Human Rights Watch on Thursday decried Prime Minister Hun Sen’s repeated pronouncements on the number of suspects to be pursued by the Khmer Rouge tribunal and called for a swift resolution to a disagreement among the court’s prosecutors.
Noting that eight months have now elapsed since the court’s Pre-Trial Chamber took up a disagreement between the UN and Cambodian prosecutors over whether to open an investigation of a handful of additional suspects, the human rights organization said in a statement to the media that the outcome should be based on “evidence, not politics.”
Departing UN prosecutor Robert Petit in November sought the chamber’s arbitration after his Cambodian counterpart, Chea Leang, opposed opening investigations into six additional suspects, one of whom has since died.
Sara Colm, Human Rights Watch senior researcher, said Thursday that the time spent waiting for the tribunal to decide the matter only heightened the appearance of government meddling.
“Eight months go by and we’re hearing strong statements from top government officials that there will be no more than five prosecutions,” she said. “That’s an incredible delay that has to feed into the perception that political interference is going on.”
Repeating similar public statements he has made over the past ten years, Prime Minister Hun Sen earlier this month told French President Nicolas Sarkozy that the prosecution of more than five Khmer Rouge leaders could cause a return to civil war, the government announced last week.
In announcing his departure last month, Mr Petit said government leaders should not presume to tell the courts what to do. Ms Leang has denied accusations of government interference but has expressed views broadly similar to the prime minister’s.
Phay Siphan, spokesman for the Council of Ministers, the government body which negotiated the tribunal’s establishment, said Thursday that Human Rights Watch had badly misread current events.
“It’s like we’re talking cats and they’re talking dogs,” he said, noting that he had not seen the statement. “It’s not political pressure, it’s a fact. The prime minister knows his country clearly.”
“Those people don’t care about the peace of Cambodia,” Siphan said. “Cambodia wants peace and justice.”
Government spokesman and Information Minister Khieu Kanharith declined to speak to a reporter.
The five-judge Pre-Trial Chamber, which was initially created to resolve such disputes, has been widely criticized among participants to Khmer Rouge trials for the slow pace of its deliberations, which have taken an average of over eight months, according to lawyers for Ieng Sary.

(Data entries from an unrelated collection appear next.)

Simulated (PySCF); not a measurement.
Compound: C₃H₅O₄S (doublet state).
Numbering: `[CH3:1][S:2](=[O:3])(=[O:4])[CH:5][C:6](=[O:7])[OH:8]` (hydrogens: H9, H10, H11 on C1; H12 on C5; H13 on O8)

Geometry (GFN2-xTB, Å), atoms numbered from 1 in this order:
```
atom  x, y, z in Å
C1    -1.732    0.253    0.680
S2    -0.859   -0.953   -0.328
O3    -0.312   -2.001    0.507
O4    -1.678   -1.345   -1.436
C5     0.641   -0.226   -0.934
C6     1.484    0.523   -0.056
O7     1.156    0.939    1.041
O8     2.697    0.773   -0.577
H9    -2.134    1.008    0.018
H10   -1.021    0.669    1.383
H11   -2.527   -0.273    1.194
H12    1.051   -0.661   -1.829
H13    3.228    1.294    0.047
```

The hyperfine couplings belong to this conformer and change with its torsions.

International pretrial judges Katinka Lahuis and Rowan Downing were to arrive in Phnom Penh over the weekend. However the chamber informed court officials in the first week of this month that it would not be holding any hearings in July.
The embassies of the US, which funds anti-corruption and judicial reform development, and France, where the premier reportedly made his most recent remarks, both declined to comment on Thursday.